Anyone in my LinkedIn network knows last year I became a Certified Kubernetes Application Developer. After about 4 years working actively on Kubernetes day by day, this certification was a great recognition of my studies.
This is why I decided to start a new post series, describing what I’ve learned about containers and their use cases. Topics will be:

* Basic concepts
* Use cases
* Unix background
* Namespaces
* Control Groups
* chroot
* Implementations
* Docker
* containerd
* Docker commands
* Orchestration and Docker Swarm
* Kubernetes
* Architecture
* Objects
* CLI
* Cloud Foundry
* Architecture
* Application development
* CLI
* OpenShift
* Architecture
* Objects
* CLI

Before starting, I would add a caveat: this is what I understood after studying on books and on the job, but could include lots of misunderstanding, so please use those posts just a starting point to deepen your knowledge, starting your own learning roadmap (and eventually point me to the misunderstandings)!

We saw in last story how Docker building process works and we described Dockerfile commands. In this story we will describe some best practices identified to write a Dockerfile production-ready.

Order matters for caching

Dockerfile s uses a declarative language to describe actions Docker engine execute in order to build a new image. So, instruction order into a Dockerfile matters, as intermediate layers could include different contents.

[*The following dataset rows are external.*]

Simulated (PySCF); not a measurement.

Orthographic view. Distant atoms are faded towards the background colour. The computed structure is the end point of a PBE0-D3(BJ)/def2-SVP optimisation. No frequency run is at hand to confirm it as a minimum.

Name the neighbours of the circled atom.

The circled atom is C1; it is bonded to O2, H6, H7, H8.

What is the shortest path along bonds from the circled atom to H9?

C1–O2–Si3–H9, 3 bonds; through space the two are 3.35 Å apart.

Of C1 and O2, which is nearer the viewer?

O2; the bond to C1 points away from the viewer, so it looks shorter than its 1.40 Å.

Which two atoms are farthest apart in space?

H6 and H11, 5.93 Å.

More specific COPY to limit cache busts

This is something a developer must avoid anytime. Since the cache identifies each layer with a hash ID strictly related to its content, if you add a COPY clause referring the parent directory of the whole project instead of the directory with only the source code, then each time you will build the container you will get a cache bust.

Identify cacheable units such as apt-get update and apt-get install

Sometimes you need to update your base image or to install other software useful to your application. These operations must be executed immediately after FROM clause, so could be added in cache avoiding any bust.

Remove unnecessary dependencies

To reduce complexity, you must avoid to install (or you need to remove) dependencies you don’t use in your production application.

Remove package manager cache

As said before, container images should be the smallest possible. Removing OS package manager cache will help to reduce size.

Use official images when possible

Since anyone could define its own image and share with the community, you have some chance to chose a malicious base image. For your enterprise production applications it’s desirable using an official base image, so images released by operating systems producers.

Use more specific tags

Container images, as we know, could be versioned using tags. Using specific tags for each version helps you to identify the right version. For example, one could use the semantic versioning pattern to define their tags, and use the same tag on their git server.

Look for minimal flavors

Less is better, also in software world. Using a base image with a minimal operating system will reduce the size of your image, but also will reduce the attack surface.

Speaking of best practices, we could have a look also on security stuffs.

In general, the image build process can be vulnerable to supply-chain attacks.
In such attacks, a malicious user injects code or binaries into some dependency from a trusted source that then gets built into your application.
Because of the risk of such attacks, it is critical that when you build your images you only base them on well known and trusted image providers.
Alternately, you can build all your images from scratch.
Building from scratch is easy for some languages (e.g. Go) which can build static binaries, but it is more complicated for interpretted languages like Python, Javascript or Ruby.

The other best practices for images regards naming.
Though the version of a container image in an image registry is theoretically mutable, you should treat the version as immutable.
In particular, some combination of the semantic version and the SHA hash of the commit where the image was built is a good practice for naming images (e.g. v1.0.1-bfeda01f).
If you don’t specify an image version, then latest is used by default.
While this can be convenient in development, it is a bad idea for production usage since latest is clearly being mutated every time a new images is built.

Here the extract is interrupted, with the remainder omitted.